To keep these infractions at bay, administration has ramped up security in and around the bathrooms.

“We’re trying to limit the number of kids who can go in the bathroom as well as those who can leave class during a particular time. We have security making sweeps through the bathrooms, we have our custodians checking in on them, and administrators check in and clean out the bathrooms [of loiterers] too,” Bumgardner listed.

While these efforts have stopped some acts of vandalism, students simply trying to use the restroom in between classes are also stepping in to help.

“I have [witnessed vandalism and/or vaping]. I have stopped some of this activity from happening,” stated senior James Pagans.

As Pagans mentioned, vaping is also surging on campus. Although the legal vaping age has increased to 21, there are now four vape shops within walking distance of FCHS. Furthermore, Tik-Tok challenges accompanied by social pressures may be contributing to the problem.
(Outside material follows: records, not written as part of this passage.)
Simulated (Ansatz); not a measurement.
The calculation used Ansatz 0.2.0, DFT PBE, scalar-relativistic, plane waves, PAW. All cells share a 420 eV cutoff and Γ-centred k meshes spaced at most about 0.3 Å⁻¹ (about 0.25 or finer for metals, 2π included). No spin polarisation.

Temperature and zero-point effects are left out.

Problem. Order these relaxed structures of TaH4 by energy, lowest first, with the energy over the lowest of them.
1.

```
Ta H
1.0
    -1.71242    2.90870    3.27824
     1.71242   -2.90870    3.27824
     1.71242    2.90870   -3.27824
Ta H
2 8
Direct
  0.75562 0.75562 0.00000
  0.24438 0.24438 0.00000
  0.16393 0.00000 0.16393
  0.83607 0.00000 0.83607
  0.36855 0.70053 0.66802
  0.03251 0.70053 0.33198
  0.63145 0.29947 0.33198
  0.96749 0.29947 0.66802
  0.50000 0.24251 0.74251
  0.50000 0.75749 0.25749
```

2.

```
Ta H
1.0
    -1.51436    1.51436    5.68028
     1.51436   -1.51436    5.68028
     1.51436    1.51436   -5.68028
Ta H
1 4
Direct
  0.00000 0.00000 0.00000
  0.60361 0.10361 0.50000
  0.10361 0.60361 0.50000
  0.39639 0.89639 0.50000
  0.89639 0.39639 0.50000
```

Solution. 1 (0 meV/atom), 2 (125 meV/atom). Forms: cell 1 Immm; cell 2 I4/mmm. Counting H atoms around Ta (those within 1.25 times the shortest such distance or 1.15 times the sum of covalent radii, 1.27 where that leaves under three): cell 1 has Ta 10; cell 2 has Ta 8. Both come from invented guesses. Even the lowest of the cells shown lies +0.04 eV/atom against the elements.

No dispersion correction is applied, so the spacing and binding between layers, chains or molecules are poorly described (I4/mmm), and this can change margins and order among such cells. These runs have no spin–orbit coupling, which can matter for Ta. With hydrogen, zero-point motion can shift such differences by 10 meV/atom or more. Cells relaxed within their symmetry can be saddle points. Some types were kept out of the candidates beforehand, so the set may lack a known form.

Many of the students receiving vaping referrals are repeat offenders, which is why Christina Gibson, the school psychologist, brought the New Day program to FCHS to inspire change.

The New Day program is helping students overcome their substance abuse problems through counseling and treatment referrals. (Photo by Emily Southern)

The New Day program offers intervention and counseling services to students who are at-risk for substance abuse and treatment referrals for those with substance abuse issues. Students are eligible for New Day "if they have had two or more referrals from vaping or any type of substance," said Gibson. “In terms of discipline referrals, they are not required to go through the New Day program it is just encouraged, but for student-athletes they are required to go through it before they return to their sport and this is for any type of substance,” stated Gibson.

Gibson also shared that this program has definitely made a difference in the community; however, both she and Bumgardner feel that if parents and friends become more involved with their children/friends, substance abuse wouldn’t have to reach Gibson’s door.

“Be involved with your students and know what is going on in their life,” advised Bumgardner. “Teenagers are hardwired to make bad decisions. They don't have the experience or knowledge that adults do. The only thing you can do as a parent is be involved.”